Friday, April 22, 2011

37. Just another pothole

Life has it's potholes. Sometimes they are pretty insignificant and it doesn't matter whether you hit drive through it or go around. Sometimes they are significant enough to wish you hadn't gone through it. And sometimes you meet the mother of all potholes with her big pot belly right in the middle of the road, the same road you drive every day, and somehow you never noticed it, or if you did, it's significance didn't register in the "what to avoid" section of the brain, and you are plowing down the road, kind of wishing you were at home so you could finish the song inspiration that just flew in 10 minutes before you had to get in the car and you hit that mother of a pothole head on at 35 unapologetic miles per hour and just as you feel the impact, you know that your tire is doomed. And even though your car has "run flat" tires (you can drive slowly on them when flat), the tire is SO flat that you don't really believe that driving on the tire is a good thing.

Let's dissect this little acne-dote (yes, i'm mixing metaphors here - pimples and potholes, mere blips - one on the surface of your skin, the other on the surface of Mother Earth's skin).

Why this pothole now? Why hadn't you seen it before, or if you did, why did you not pay attention to it, or at least give it a thought such as "boy, I sure want to avoid that mother of a pothole." It's life. Most of the time, and I'll bet all of the time, the clues are right in front of our nose, but somehow we don't see them. We don't even acknowledge the possibility of their existence. And eventually, that part of us inside that needs us to see that pothole, will guide your car right smack dab in the middle of it. Makes quite an impression. Yes indeedy.

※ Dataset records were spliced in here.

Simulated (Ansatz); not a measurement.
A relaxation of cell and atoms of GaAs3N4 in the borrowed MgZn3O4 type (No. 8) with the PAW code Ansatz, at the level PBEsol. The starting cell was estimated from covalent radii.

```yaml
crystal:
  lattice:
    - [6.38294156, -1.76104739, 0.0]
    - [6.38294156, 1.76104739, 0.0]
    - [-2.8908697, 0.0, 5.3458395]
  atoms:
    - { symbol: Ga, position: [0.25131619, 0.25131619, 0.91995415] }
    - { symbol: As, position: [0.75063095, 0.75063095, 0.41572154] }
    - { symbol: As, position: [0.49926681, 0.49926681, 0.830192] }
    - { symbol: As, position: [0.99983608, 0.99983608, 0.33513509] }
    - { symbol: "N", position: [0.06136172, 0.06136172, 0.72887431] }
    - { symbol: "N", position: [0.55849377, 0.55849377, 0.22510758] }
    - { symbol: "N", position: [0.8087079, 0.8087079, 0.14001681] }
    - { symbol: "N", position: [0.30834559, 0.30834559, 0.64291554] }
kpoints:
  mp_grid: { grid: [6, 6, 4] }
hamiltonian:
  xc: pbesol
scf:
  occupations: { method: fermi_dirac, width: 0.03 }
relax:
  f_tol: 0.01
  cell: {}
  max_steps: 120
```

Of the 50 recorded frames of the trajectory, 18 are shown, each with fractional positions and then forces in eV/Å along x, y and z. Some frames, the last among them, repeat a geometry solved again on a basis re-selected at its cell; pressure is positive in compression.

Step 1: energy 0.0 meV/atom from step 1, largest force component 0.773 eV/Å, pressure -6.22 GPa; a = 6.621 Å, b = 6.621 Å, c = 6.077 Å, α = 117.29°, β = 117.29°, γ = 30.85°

The interesting thing here, is how did I manage to miss that pothole every other day? I mean, it was big! HUGE! Wildlife could live there -- ok, maybe a few frogs.  What road had I been driving, or gliding over, so that I never even thought that such a hole existed? So the pothole steps up and shakes me, literally, out of my trajectory. The road that is everyday traveled turns mystically into the road never before traveled.

Regardless of how I could be so oblivious, it's just a pothole. And now I'm awake instead of sleeping at the wheel.